The Kakuma millionaire lived with his wife and two children in a large room located at the back of his wholesale warehouse. He didn’t like to go out or go to restaurants.

“I just spend my time here at work. I don’t want to go anywhere.”

The businessman became an important pillar of the Kakuma Community over the years. When he was arrested a few years back, members of the Lodwar community marched to the police station, securing his release.

Mesfin Getahun: Businessman Once Considered Kakuma Refugee Camp's Richest Person
Inside Mesfin Getahun’s wholesale retail shop. |Courtesy| The Guardian|

As at the time of the interview, he and his family had qualified for resettlement to the United States of America, and being a refugee, he was troubled on how he would collect his assets which were scattered across local banks and the camp in investments and in cash and transfer them abroad.

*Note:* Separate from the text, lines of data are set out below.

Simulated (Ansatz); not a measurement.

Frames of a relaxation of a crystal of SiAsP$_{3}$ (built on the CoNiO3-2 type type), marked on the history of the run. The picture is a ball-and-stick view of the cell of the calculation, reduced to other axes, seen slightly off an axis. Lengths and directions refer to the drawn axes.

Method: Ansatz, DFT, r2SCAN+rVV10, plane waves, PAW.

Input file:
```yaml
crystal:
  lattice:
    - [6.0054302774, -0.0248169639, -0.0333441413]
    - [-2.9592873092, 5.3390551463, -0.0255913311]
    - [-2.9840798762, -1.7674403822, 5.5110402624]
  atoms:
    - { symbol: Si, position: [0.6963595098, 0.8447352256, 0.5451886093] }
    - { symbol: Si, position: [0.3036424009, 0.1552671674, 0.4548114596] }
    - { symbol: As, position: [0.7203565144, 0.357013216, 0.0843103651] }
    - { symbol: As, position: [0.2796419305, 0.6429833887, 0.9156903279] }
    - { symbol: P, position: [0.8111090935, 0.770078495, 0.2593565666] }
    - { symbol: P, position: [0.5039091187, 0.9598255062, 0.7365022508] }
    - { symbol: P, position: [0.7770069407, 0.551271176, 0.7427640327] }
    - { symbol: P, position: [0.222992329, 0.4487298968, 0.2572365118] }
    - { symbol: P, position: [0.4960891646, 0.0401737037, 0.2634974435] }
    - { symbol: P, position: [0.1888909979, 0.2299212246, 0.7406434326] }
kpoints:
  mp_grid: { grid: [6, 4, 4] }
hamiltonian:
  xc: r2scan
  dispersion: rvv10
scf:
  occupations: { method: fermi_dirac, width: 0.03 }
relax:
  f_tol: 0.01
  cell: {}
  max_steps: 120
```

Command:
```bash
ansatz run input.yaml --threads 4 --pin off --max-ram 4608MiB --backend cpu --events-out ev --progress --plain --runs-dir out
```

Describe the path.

Finding someone who would afford to buy the whole operation was not easy and would also take time.

Despite his success in business, Gehatun lived in fear of uncertainty with the Kenyan government. He noted that the government did not guarantee them security within the camp, and had recently attempted to close the Daadab refugee camp, further making refugees to fear for their future in the country.

“The Kenyan government has said they didn’t want to have refugees here, so I’m at risk even now. I must protect my money, but I don’t have any insurance. You have to be tactful when you live here as a refugee. I have a good relationship with the local people, the Turkanas (but I am still nervous about the government changing its refugee policy),” he said.